Profile
Isaac McFarlin, Jr. received his Ph.D. in economics from Northwestern University and is Assistant Professor of Economics. His research interests lie in the fields of education and labor economics.
Professor McFarlin’s focus is in four areas: (1) access to higher education and college choice, (2) the impact of college remediation on academic and employment success, (3) returns to schooling and (4) inequality and economic discrimination.
Dr. McFarlin is conducting a first investigation of how college districts promote access to higher education. Community college districts are “special-purpose” taxing districts that help fund brick-and-mortar campuses. District residents receive discounted tuition. Today, 38 percent of Texas K-12 students do not live in college districts.

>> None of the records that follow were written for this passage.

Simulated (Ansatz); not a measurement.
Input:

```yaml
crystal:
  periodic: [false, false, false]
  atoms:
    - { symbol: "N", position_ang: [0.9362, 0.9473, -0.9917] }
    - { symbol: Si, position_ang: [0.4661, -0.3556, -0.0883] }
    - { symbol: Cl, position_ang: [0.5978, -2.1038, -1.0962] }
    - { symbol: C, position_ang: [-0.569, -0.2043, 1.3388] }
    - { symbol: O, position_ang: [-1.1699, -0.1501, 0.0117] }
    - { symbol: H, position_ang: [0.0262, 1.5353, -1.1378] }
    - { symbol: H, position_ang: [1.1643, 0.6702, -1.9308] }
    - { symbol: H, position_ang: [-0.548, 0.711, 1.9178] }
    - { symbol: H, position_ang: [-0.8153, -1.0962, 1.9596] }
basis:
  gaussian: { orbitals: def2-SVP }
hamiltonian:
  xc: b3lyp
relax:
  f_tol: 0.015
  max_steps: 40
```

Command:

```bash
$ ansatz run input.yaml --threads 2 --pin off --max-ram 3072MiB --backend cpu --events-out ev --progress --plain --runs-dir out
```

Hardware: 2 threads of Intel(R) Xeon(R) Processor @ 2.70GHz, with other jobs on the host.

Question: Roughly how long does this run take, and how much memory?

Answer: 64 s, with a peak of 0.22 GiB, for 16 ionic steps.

Using a quasi-experimental research design, comparing students on opposite but adjacent sides of district boundaries, he will assess their causal effect on college entry, degree completion, future earnings and the extent students are diverted from four-year colleges, for high school graduates, especially those in high poverty neighborhoods. The results will help inform the Texas legislature’s deliberations in 2007 on establishing rules for expanding college districts.
Dr. McFarlin’s work is currently funded by the Smith Richardson and Spencer Foundations and the W.E. Upjohn Institute for Employment Research. He is actively involved with the Texas Schools Project.
Awards
Visiting Scholar, Institute for Research on Poverty, University of Wisconsin – Madison, 2007
Professional Organizations
- American Economic Association
- American Educational Research Association
- Western Economic Association
Courses
- ECO 2302 Principles of Microeconomics
- ECO 3304 Basic Research Techniques in Economics
- ECO 4340 Introduction to Labor Economics and Human Resources
- ECO 4355 Introductory Econometrics
Media Expertise
- College Remediation
- Community College Districts
Current Funded Research
Principal Investigator, “The Effect of Tuition on 2-Year College Enrollments: A Regression-Discontinuity Approach,” Spencer Foundation, 2005-2007, ($40,000).
Principal Investigator, “What is the Value of Cum Laude? An Application of Regression-Discontinuity to Latin Honors” W.E. Upjohn Institute, 2006-2008, ($5,000).
Principal Investigator, “Help or Hindrance? A Quasi-Experimental Analysis of College Remediation” Smith Richardson Foundation, 2006-2009, ($160,000).
Publications
“Do School Teacher Parents Make a Difference?” Economics of Education Review (forthcoming).
“Help or Hindrance? The Effect of Mandatory College Remediation” with Paco Martorell, manuscript.